Executives with Caesars Entertainment and MGM Resorts International said the April 2 closing of the Tropicana casino hotel and the July 17 shutdown of the Mirage casino hotel will benefit their respective operations on The Strip. However, both gambling giants acknowledged the potential downside of losing the two iconic Las Vegas casino properties.
Due to its center-Strip location, size and overall historical significance, The Mirage closure is more impactful to both MGM and Caesars. The two gaming companies operate 16 casino hotels and five non-gaming hotels within a small radius of the former Mirage property.
Last month, gambling analysts suggested Caesars and MGM are the “best positioned” casino operators to capitalize on the dual closings of the Tropicana Las Vegas and Mirage Hotel & Casino. Tropicana had 1,467 hotel rooms while the Mirage had 3,044. The elimination of those hotel rooms represents a collective 4.9 percent reduction in supply on the Strip’s main corridor
Tom Reeg, chief executive of Caesars Entertainment, said he thought the situation, particularly as it relates to the Mirage closure, was a “mixed bag for us,” during a quarterly earnings call on Tuesday afternoon.
“I think it’s helpful in terms of there’s less rooms in the market. We’ll get our share of those rooms,” Reeg said. “But given (The Mirage’s) proximity to our existing properties, we think that it served as a feeder to our other assets. If you stayed at Mirage and if you went walking, you probably ended up at one of our properties.”
MGM Resorts, which sold The Mirage to Hard Rock International for $1.1 billion in 2022, was slightly more optimistic about its prospects in the wake of its former property shutting down.
“I think we’re ideally positioned, particularly given that we know those customers. Remember, we retained part of that database,” Bill Hornbuckle, president and CEO of MGM Resorts, said during Wednesday’s second-quarter earnings call. “And so leaning into them and being able to move them over, we think, is meaningful.”
As for the Tropicana closure, Hornbuckle felt confident that MGM would pick up a significant portion of those displaced customers as well. MGM operates three casinos — Luxor, Excalibur and New York New York — in the immediate area that Hornbuckle felt could accommodate the value-centric customer base.
The MGM Grand and Park MGM would pick up some of the mid-tier customer demographic, he said.
“I think there, it’s a pure leisure play on that corner. It was clearly a value proposition,” Hornbuckle said.
In a July 2 note to investors, Las Vegas-based John DeCree, director of equity research at CBRE Group Inc., a commercial real estate firm, suggested Caesars and MGM have several key advantages over their competitors. Namely, Decree wrote, the two gambling companies have ample room inventory, desirable center-Strip locations and greater appeal to “price sensitive” guests.
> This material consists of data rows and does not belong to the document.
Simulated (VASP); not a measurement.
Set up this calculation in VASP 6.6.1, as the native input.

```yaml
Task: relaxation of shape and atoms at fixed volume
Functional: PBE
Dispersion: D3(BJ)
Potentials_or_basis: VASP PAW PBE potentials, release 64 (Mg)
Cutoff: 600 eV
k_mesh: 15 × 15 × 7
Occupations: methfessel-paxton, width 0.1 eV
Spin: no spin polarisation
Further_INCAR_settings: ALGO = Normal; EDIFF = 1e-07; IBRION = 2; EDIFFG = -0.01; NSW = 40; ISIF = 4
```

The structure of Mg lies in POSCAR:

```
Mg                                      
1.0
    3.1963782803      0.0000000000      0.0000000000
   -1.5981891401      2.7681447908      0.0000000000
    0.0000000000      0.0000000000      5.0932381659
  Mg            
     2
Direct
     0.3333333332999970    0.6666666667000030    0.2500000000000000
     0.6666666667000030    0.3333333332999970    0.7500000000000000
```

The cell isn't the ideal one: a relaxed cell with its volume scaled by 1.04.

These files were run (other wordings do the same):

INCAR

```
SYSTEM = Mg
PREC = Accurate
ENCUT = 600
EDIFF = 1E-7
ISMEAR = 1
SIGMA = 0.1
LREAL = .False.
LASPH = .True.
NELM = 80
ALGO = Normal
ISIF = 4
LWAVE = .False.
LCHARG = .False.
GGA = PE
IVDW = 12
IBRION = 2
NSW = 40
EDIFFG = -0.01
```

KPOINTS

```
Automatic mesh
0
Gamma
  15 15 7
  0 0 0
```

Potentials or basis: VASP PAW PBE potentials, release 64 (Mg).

MGM has 37,243 rooms on the main resort corridor, representing 40.4 percent of the supply. Caesars has 20,630 hotel rooms on or near the Strip, or 22.4 percent of the total supply.
“While there are many variables that could impact our analysis, we see a clear benefit for all Strip operators with more customers chasing fewer rooms and ultimately driving higher (average daily rates),” DeCree wrote last month.